'Paddington 2' Release Pushed Back in Russia

'Paddington 2'

The culture ministry in 2016 got the right to change dates to help local releases compete with Hollywood fare, but had so far never used it.

Russia's culture ministry has postponed the release of Paddington 2 by two weeks to give local releases a better shot at competing with foreign releases.

The film had originally been scheduled to open in Russia on Thursday. The delay marks the first time the ministry used its power to move foreign releases, which it had gotten in 2016, by assigning dates different from distributors' original schedules. Previously, distributors voluntarily pushed their releases to avoid collisions with major homemade movies.

Similarly, it was the first time a postponement was announced just a day before the planned released date, forcing theaters to hastily change their schedules and return money to those who already purchased tickets to Paddington 2 in pre-sales.

"They probably wanted to remove potential competition for the local movie Skif [Scythian], released on the same day," a source in the Russian film industry tells The Hollywood Reporter. "And they might also want to help Dvizheniye Vverkh [Three Seconds] to gross even more."

Released on Dec. 28, the basketball drama Three Seconds has already become Russia's highest-grossing homemade movie of all time. As of Jan. 14, it had grossed 1.9 billion rubles, or $33.5 million.

Scythian is a history action film, produced by local major STB.

Meanwhile, there were reports that Fox's Maze Runner: The Death Cure, slated for release Jan. 25, also could be moved to Feb. 1. On Thursday, however, the culture ministry issued the movie an exhibition license with the Jan. 25 release date.

Probably, controversy over the postponement of Paddington 2's release pushed the agency to revise its plans.

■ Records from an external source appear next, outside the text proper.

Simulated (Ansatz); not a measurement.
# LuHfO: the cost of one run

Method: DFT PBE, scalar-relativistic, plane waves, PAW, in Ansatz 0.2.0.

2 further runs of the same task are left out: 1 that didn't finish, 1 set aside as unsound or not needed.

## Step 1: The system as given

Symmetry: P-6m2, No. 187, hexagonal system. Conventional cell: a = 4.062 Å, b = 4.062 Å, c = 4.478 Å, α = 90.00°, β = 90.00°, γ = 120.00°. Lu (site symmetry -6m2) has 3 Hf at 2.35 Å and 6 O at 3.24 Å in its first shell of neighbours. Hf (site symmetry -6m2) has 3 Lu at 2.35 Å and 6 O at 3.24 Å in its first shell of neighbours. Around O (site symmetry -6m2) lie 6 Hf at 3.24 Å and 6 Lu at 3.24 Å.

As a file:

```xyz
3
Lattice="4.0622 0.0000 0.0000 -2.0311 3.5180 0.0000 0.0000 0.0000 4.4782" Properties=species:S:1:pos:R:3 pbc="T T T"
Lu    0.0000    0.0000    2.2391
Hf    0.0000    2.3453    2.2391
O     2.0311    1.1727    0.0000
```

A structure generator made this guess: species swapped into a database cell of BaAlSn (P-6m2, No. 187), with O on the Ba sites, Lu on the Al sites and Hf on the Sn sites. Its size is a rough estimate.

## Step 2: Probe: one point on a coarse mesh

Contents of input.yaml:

On Thursday, the association of Russian film theater owners issued a statement, slamming the ministry for pushing the Paddington 2 release. "The association considers the decision to be an unacceptable manifestation of direct and rude interference with operations of movie theaters as commercial enterprises," it read.

Alexander Rodnyansky, producer of Andrei Zvyagintsev's Loveless, shortlisted for the foreign language Oscar, also criticized the move. "When state officials mix up protectionism and voluntarism, it is a disaster," he wrote in a column for Snob magazine.